Candidates for County Council speak at LWV forum Saturday
BELLINGHAM — Supporting the oil refineries at Cherry Point “that produce the cleanest fuel in the world” is one way to combat climate change, said County Council candidate Kathy Kershner at the League of Women Voters forum Saturday at Whatcom Community College.
Trying to mitigate traffic in the county and planting gardens and trees are other ways, she said.
Her opponent on the stage, Brian Estes, who has been a performance auditor of governments in his career, said not much has been done to reverse “human-caused” climate disruption, and he would like to see more land-use and transportation planning linked to the issue.
The two are vying for an open County Councll spot from new District 4, generally north-central Whatcom “Farmlands” including Lynden. Positions are nonpartisan. Candidate Brad Kelly could not make this forum.
In other topics posed to them, Kershner said Bellingham needs to “take its fair share of housing” inventory needed in the county and not let smaller cities and rural areas absorb so much, sprawl and lose their character. She said small towns have had twice the rate of housing growth as Bellingham.
Estes said “we need more housing choices and options” and perhaps the county Limited Areas of More Intense Rural Development (LAMIRDs) can be expanded.
Kershner, who had a term on the council representing the south county before moving to Lynden, said she still supports the 2012 analysis that led to county proposals to build a new jail on purchased land in Ferndale — which voters twice rejected. Few other sites met criteria, and she doesn’t want a jail that is too small for the future when inmates are already being sent to Yakima County.

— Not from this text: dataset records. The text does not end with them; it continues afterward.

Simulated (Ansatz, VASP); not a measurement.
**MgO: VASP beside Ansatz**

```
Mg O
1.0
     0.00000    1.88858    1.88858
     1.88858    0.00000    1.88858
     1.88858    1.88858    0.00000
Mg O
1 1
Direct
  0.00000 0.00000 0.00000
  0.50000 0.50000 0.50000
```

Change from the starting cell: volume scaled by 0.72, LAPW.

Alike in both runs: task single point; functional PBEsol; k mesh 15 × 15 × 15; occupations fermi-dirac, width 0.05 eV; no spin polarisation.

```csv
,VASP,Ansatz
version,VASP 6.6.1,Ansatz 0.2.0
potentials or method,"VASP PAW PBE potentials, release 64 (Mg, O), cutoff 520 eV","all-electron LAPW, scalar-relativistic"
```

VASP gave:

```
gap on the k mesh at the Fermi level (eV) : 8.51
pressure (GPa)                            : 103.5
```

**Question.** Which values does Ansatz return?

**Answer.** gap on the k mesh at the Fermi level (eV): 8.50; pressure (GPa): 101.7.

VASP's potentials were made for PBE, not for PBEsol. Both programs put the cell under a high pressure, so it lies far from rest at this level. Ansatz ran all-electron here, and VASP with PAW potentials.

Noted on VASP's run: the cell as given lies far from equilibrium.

Estes said he supports the framework that has been put out by the current council to build a smaller jail in downtown Bellingham and to have a new Bakerview district 32-bed facility that deals with drug-related or mental health issues that accompany many admissions into jail.
Both candidates said they would like to see stronger county leadership to solve water rights and water management issues that affect farmers, stream health for fish, and general supply. Estes pointed to Yakima and other counties where all parties “collaborated to reach solutions and we can do the same here.”
He critiqued state law that mandates “use it or lose it” on water rights, saying that is not good conservation.
Kershner said living-wage jobs are the “backbone to success” in the economy, and she touted Cherry Point industries for providing them.
In opening and closing, Kershner emphasized she wants to be “a voice from the heart of District 4” on the council, “level-headed,” and not let outside interests dictate what Whatcom County should do. She noted she has the backing of the Whatcom County Farm Bureau and said she would be “a real voice for farmers.” She has a Navy officer background and also ran a business providing services for the families of those with disabilities.
Estes, a resident where the district dips into Bellingham, said he has the experience needed on a wide variety of issues to be on the council. His performance auditing with the federal “government watchdog” General Accounting Office got him into the evaluation of agencies, and recommendations on improvement, in many policy areas. He cited Teamsters as one of his endorsements.
Eight-month incumbent Carol Frazey is running again for the County Council At-Large Position B. Bill LaFreniere, one of two active challengers, was present at the forum. David Ramirez was not. Brett Bonner’s name is on the ballot, but he is not campaigning.
Frazey said she “takes to heart” every vote she makes because she knows it impacts someone directly. She wants to “continue to reach out” to hear from those she has not heard from before. Truly listening to all voices is important to her.
LaFreniere said he believes there is a “crisis” due to organized labor’s power in Washington State leading to “socialist” objectives and influence. A small business operator from 1979, he saw the effects in “government over-regulation” and he aims to reverse the trend.
Businesses need to be able to “make a living without having the boss looking over their shoulder,” he said.
He would like to see a heavy steel mill at Cherry Point; designated parks for homeless to live as they wish; and a different approach to sewage disposal in rural areas, using better technology, to allow more people to live there.
Frazey didn’t directly refute LaFreniere’s ideas. She said she has been a teacher and small business owner, has children ages 17 and 19, and her husband works at the community college.
Frazey said that, especially on water issues, lack of trust among the stakeholders gets in the way of finding solutions. Farmers fear conservation will cut their water rights, while tribes suffer “generational trauma” from rights to land and water taken from them long ago.
LaFreniere said he could be considered a climate change denier, not believing the science is accurate. Nor does he agree with the intent of the Growth Management Act to “shove everybody into cities.”
Frazey cited the Kulshan Community Land Trust as a model toward adequate and affordable housing. “Everyone is invested in their housing. Government has a role, but not the only role. Everybody has a role to work together to make housing affordable to all,” she said.
She said she was glad to vote for a new 32-bed triage center dealing with drug and mental health issues of those arrested. Likewise, she believes that services of the county must be available to all who live here, whether documented or not. “That is key — take care of the health and safety of all,” she said.
LaFreniere said, “We need to look after our citizens first.”
He said the county needs a new bigger jail, actually two buildings with one to deal with immigration detention. Frazey sees “a smaller jail downtown (Bellingham)” that can connect easily to pre-trial services, as best.